Running an xpresso.ai ML pipeline on Spark


ML pipelines on Spark can be run by starting experiments. Each experiment is a run of the pipeline. A typical experiment has the following lifecycle:

  • Start - when an experiment is started, it generates metrics which can be reported back to xpresso.ai, which stores these in a database for future reference and comparison

  • Termination - an experiment can be terminated in the middle of execution. This may be required, for instance, if the experiment is not proceeding along the desired path, or is taking too much time, etc.

  • Completion - when an experiment is completed, it can store its final output in a pre-specified location. xpresso.ai stores this output (typically, a trained model) and tags it with a commit ID, in order to maintain versions of the output. Different experiment runs of the same pipeline can thus result in different versions of the output.


The details for a pipeline deployed on Spark are provided below.

Pipeline Lifecycle on Spark

image1

Fig. 1: ML Pipeline lifecycle on Spark

The typical ML pipeline lifecycle on Spark is displayed in Fig. 1.

Notes:

  1. ML pipelines on Spark are run in a very different manner than on Kubeflow. In Spark, each pipeline is run as a monolithic piece of code (unlike Kubeflow, where each component of the pipeline is run individually) - see https://spark.apache.org/docs/latest/ml-pipeline.html for details.

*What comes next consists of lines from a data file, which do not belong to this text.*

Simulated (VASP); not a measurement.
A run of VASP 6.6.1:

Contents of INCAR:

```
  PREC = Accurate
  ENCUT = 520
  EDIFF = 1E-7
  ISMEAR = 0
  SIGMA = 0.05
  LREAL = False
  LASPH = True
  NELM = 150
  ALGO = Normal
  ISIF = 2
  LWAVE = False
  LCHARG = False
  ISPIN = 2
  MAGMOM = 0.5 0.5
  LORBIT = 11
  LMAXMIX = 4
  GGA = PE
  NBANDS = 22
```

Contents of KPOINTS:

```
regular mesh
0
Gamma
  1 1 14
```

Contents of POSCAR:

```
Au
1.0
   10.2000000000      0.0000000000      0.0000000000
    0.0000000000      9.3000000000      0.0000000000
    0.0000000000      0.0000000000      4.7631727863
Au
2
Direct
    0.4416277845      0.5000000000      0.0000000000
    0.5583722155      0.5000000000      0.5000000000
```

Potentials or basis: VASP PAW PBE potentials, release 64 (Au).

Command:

  2. The Spark pipeline may be run from within a Docker image (if Kubernetes is used as the cluster resource manager), or directly from the Python code (if YARN is used as the cluster resource manager). This detail is hidden from developers - the pipeline coding, build and deployment process is exactly the same in both cases.

  3. When an experiment is run, the entry point object is run with the parameters provided by the user in the experiment start instructions as arguments (augmented with the run name as the first parameter).

  4. The developer must create this entry-point class. The main method of this class typically does the following:

  • Performs initializations (gets the run ID and initializes the Spark session) - in future versions, this functionality will be handled by the xpresso.ai base classes

  • Creates the pipeline stage array. Just as in standard Spark ML pipelines, an xpresso.ai Spark ML pipeline array consists of Estimators and Transformers.

    • Estimator classes should inherit from two base classes:

      • any Estimator class present in the Spark ML library (e.g., pyspark.ml.feature.StringIndexer)

      • the xpresso.ai AbstractSparkPipelineEstimator class

    • Transformer classes should inherit from two base classes:

      • any Transformer class present in the Spark ML library (e.g., pyspark.ml.feature.VectorAssembler)

      • the xpresso.ai AbstractSparkPipelineTransformer class

  • Creates an XprPipeline object using the stage array created above

  • Runs the pipeline - typically this consists of running the fit method of the pipeline to “train” the pipeline and create a “model”, followed by the transform method on the “model” to get the final output.

  • Runs any further validations required (e.g., validating the model on some data)

  • Stops the Spark session


Lifecycle Stages

1. Start Experiment

The Start Experiment process has been described above

2. Component Processing Logic

The processing logic of each component is unconstrained - developers can code this logic as per their requirements. The only constraint is as follows:

  • processing logic for any Estimator components should be in a fit method

  • processing logic for any Transformer components should be in a transform method

The following actions, which are expected of the component in a Kubeflow pipeline, are not supported in a Spark pipeline:

  • saving the state and restoring

  • reporting component status and metrics on a periodic basis

Consequently, pause and restart are not supported. Status is not supported on as granular basis as it is in Kubeflow pipelines. This is because of the distributed manner in which Spark runs the components. Since the components may run on different executor nodes, it is difficult to coordinate status reporting, and state save / load activities.


3. Normal Pipeline Completion

On completion of the component processing logic, the XprPipeline class reports the final status and stores the final model in the model versioning system.

4. Handling Asynchronous Interrupts

As mentioned above, asynchronous interrupts (pause / terminate) are not supported on Spark pipelines, and will be ignored. Restart requests for an experiment will result in a new run of the experiment.